I can see meaning in this poem that has been generated without any conscious intention.

It is remarkable that a simple program has the capacity to write a thought provoking poem that can have emotional meaning to people and it can do so instantaneously. While a poem like this can take a human poet hours, days and even weeks to write and edit, the poetry generating programs can do so within the duration of a single human breath.

What's really extraordinary is that although the generators generate random sentences and cannot effectively determined the best sequences, a change in the arrangement of sentences in a generated poem can completely alter both meaning and mood of the poem, as illustrated by my example of a poem written by a program.

Although I was able to change words and choose from general moods and styles, I had no creative control over the poem that resulted from the experiment and yet, the result was still perfectly coherent, having both syntactic and poetic logic. This begs the question: can humans be taken out of the equation of poetry if a poem generated by machines can stir the emotions and provoke thought just as a human-made poem can?

Today, generators can utilize texts from news sites or randomly create texts from words chosen by a person. What is the future of poetry? Will having a varied and sophisticated vocabulary make someone sufficiently skilled to produce poetry that will be widely read? Is poetry going to be an industry in which craftspeople are replaced by machines and machine operators? Will we celebrate unusual insights offered by poems created by computer programs or recoil in horror from the inhuman creativity machines' cleverness?
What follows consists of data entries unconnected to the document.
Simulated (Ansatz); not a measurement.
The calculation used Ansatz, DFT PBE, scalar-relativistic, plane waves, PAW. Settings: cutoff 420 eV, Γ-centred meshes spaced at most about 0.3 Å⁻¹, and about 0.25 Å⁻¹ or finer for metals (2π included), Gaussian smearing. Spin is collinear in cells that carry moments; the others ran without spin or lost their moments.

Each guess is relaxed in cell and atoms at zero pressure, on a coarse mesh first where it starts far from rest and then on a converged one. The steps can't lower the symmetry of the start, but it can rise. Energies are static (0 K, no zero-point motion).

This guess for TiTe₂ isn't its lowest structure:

The result is often something a lot like the cut-up techniques such as those employed by members of the Dada and Surrealism movements, appearing on the page through some unconscious process as if striving to mimic how meaning can be formed from accidental associations through proximity.

While scientists maintain that creativity cannot be produced in a linear way, the method appears to work well enough for poetry production. What are we to understand from this? Is English a language of nebulous meanings? Do our meaning -creating brains simply fill in the blanks between poetic generalizations? Or perhaps our emotions and thoughts are not as complex and unique as we'd like to believe they are?